Autumn 2020 update:
Greetings to all new and returning students to the School of Music. The faculty is looking forward to seeing you in Autumn, and is planning for a variety of teaching options in our lessons, rehearsals, and academic classes, both within the School of Music and throughout the university.
While we, and all universities in the country, needed to transform our modes of teaching overnight for Spring Quarter 2020, we have had time to plan for a variety of contingencies in Autumn 2020, depending on how the university and state decide to proceed. We anticipate having a mixture of online and live teaching options, depending on the type of teaching. Lessons and rehearsals will have priority for in-person space and instruction, as we recognize the need for the kind of musical guidance that is possible when everyone is in the same room. Ultimately, we will be following the lead of the university, but there is an awareness that many types of teaching, in the sciences and engineering as well as the arts, need flexibility of teaching styles to be effective.
Our first concern is the safety and health of our students, so we will be observing all guidelines for distancing and safety measures the university will require. We expect large classes across the university to be taught online, but the special needs of instruction in music do call for special guidelines for individual instruction in private lessons and in rehearsals. Some types of musical activity will need extra space, and we are taking that into account as we plan. Unlike this Spring, we expect that the building will be accessible to our students in Music, and that we will be able to have in-person lessons and carefully spaced rehearsals. As soon as the university’s guidelines are finalized, probably in late June, we will be able to provide more details at this site about what you can expect. Our great advisors also will be available throughout the summer via email and conversations as needed to plan your Autumn schedules.
We wish you a very good summer! JoAnn Taricani, Director-designate, School of Music
Prospective students, who have not yet been admitted to the School of Music, should consult with the Admissions Department (email@example.com 206.685.9872) or attend a free Information Session to learn more.
The Music Advising Office is located in Rm. 116 of the Music Building and is open 9:00 am to 12:30 pm and 1:30 pm to 4:00 pm, Monday through Thursday. Current School of Music students may call ahead, email or stop by the office with questions or to schedule an appointment with an adviser. Advisers assist you with academic planning, enrollment, registration, graduation requirements and grade issues.
Program requirement information for graduate and undergraduate students is available in the Advising Office, as well as online, for planning your coursework and class schedule. We recommend that you verify program requirements on a regular basis with your adviser. Many questions may be answered via e-mail by contacting firstname.lastname@example.org.
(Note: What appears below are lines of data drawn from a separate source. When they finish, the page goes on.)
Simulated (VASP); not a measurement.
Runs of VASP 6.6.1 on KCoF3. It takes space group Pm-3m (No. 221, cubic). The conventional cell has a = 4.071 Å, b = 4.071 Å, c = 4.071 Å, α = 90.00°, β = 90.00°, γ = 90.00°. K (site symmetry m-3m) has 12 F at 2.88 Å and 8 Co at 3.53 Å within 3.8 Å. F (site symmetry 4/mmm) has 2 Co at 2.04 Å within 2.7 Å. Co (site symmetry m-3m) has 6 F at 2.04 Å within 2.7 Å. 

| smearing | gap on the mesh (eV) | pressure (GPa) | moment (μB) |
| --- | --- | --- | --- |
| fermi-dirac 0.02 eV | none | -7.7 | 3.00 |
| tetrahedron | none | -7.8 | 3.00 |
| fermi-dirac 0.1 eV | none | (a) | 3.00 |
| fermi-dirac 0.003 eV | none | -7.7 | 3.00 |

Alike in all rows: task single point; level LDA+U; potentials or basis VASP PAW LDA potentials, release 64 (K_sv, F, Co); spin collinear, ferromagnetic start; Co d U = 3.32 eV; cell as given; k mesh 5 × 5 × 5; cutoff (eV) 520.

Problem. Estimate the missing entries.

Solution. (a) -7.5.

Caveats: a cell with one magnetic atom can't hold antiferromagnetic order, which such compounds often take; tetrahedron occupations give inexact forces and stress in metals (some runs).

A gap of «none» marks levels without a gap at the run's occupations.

See the following pages for specific topics/questions:
- Undergraduate Admissions
- Graduate Admissions
- Undergraduate Degree Requirements
- Graduate Degree Requirements
- Prospective Undergraduate Student Information Sessions
- Undergraduate Degree Requirements
- Graduate Degree Requirements
- Course Offerings
- Registration Policies
- Piano Classes and Proficiency Exam
- Recital Scheduling
- Upper Level Electives
- Additional Notes
Auditions and Juries
Entrance auditions are required to qualify for Music major status, or for applied lessons and most ensembles. Autumn quarter auditions are held the week before the first day of classes. The recommended repertoire for auditions is available online and in the Advising Office. And annual jury is required for each student registered for private lessons. Your studio professor will guide you in determining when it is necessary to jury. Voice majors jury at the end of each quarter. Please visit Auditions link.
Music Theory and Music History Placement
Students may be exempted from pre-core Music Theory (MUSIC 119) and Music History (MUSIC 120) courses by earning a satisfactory score on the appropriate placement test or assessment. These tests and assessments are for placement only; no credit is awarded. Placement tests or assessments must be completed prior to enrolling in pre-core coursework. Satisfactory assessment or test scores may not be used to replace grades earned in MUSIC 119 or 120. If students fail to earn the minimum required grade in any pre-core course, they must repeat the course and earn the minimum required grade in order to advance into core Music History or Music Theory. Students may repeat pre-core courses once. Further attempts to pass pre-core requirements must be approved by the department.
Basic Keyboard and Piano Proficiency
All Music majors are required to demonstrate piano proficiency prior to graduating. The level required depends on the individual program. All levels of basic keyboard are taught each quarter and evaluation dates can be found on the Secondary Piano page. See the Piano Teaching Assistants (Music Building, Rm. 6) for more information. You must sign up for the exam with the Lead Piano TA no later then the 5th week of the quarter. Students may pick up the handout for proficiency requirements from the TA's office in Rm. 6. It is important that you know which exam level you must pass for your specific degree. See also Secondary Piano.
The Satisfactory Academic Progress Requirement for Graduate Students
The School of Music requires all graduate students enrolled in our program to maintain satisfactory academic progress as defined by the UW Graduate School's guidelines, found at http://www.grad.washington.edu/policies/general/grading.shtml. Currently, the Graduate School requires students to earn a grade of at least 2.7 in all courses and to maintain a cumulative GPA of at least 3.0.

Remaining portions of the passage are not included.